While I haven't posted much about my MAG-85 project or blogged about it lately, I have continued to work with it until late 2018, when all my activity shifted toward making a cross-country move from the Sierra Foothills of northern California to Florida. Electronics got roughly pushed aside for activities like packing boxes, painting, minor home repairs, and so on. As it happens, a lot has happened with the MAG-85 that never got posted simply because posting what I do multiplies the time involved in doing it by about 4x, so I wanted to get to a stable point, collect all the information, then post it in one big update.
That was probably a bad choice, versus the do a little, post a little approach I started with.

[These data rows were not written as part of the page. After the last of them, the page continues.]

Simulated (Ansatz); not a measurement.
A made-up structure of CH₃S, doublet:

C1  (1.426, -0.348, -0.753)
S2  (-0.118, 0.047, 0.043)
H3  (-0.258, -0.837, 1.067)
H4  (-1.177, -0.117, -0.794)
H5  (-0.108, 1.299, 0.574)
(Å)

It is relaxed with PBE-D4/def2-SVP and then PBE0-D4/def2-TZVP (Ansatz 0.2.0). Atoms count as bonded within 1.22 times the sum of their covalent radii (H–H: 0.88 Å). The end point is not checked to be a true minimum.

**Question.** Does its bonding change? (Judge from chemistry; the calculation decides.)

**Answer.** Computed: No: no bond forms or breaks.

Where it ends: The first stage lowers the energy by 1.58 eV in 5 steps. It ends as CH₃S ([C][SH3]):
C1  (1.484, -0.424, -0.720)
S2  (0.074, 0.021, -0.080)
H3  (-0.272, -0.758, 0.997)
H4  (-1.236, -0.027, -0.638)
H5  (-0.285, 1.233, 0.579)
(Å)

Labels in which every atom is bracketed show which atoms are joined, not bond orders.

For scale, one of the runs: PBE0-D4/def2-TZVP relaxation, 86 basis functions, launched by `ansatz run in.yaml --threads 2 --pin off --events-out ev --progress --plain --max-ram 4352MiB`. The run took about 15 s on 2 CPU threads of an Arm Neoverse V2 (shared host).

Presently, I am in my new home and still getting my electronics stuff set up again. I have found the boxes with my MAG-85 stuff and organized them, and my soldering iron is out and in use, though I will not really have an electronics desk till next week or so while I reorganize some things in my "laboratory". I broke down my breadboard MAG-85 that was assembled on my HP Logic Lab--it wouldn't have survived the move as-is, and most of my work has been on my vectorboard assembly lately anyway. I will be reassembling a solderless breadboard version of the MAG-85 again, though, and I'll document that as I do it. I have the breadboard ready to go, in fact.
The major item of work hanging over me is the software--the monitor program. I have all the necessary pieces--the keyboard routines, the I/O routines for the display, the various functions such as reading memory, writing to memory, displaying blocks of memory to the display. It needs to be assembled into a complete program, though, along with the current software to perform setup of the system at power-on. I hope to assemble this into a cohesive "operating system" as I am building up the breadboard. I will do this initially with the NOVRAM as the sole memory, but will expect to adapt that circuit to the use of both EPROM and RAM, so that users can have a system with a secure section of memory. Since I also want to accommodate a variety of memory devices, and later memory expansion beyond the 8K of the original MAG-85, this gets complex enough that I don't want to hold up the development of a monitor for the current design.
Beyond the desktop versions of the system--breadboard or vectorboard--I hope to create a battery-powered handheld version of the design. I have always wanted to have a small 8080-compatible handheld system that I can plink away at while sitting in my easy chair. My current vectorboard version was a step in this direction. It's bulky, but can be used handheld. I can make it smaller, though. The provisions I made for expansion, along with being overly conservative about its thermal design, made it larger and more unweildy than it had to be. So beyond getting a working monitor, I intend to refine the design for handheld use.
Once I'm at the point of having a PCB, I expect to release it as an open design, so that anyone can get a board made without relying on me to produce them. I will release the software under an open license as well, so that a community can run with it.
Among the design changes I am considering (after reaching the point of getting a full monitor and stable basic system) are a display with 4 lines rather than two, to allow a more sophisticated interface for both the machine language monitor, and for a possible Tiny BASIC or Forth addition to the base software.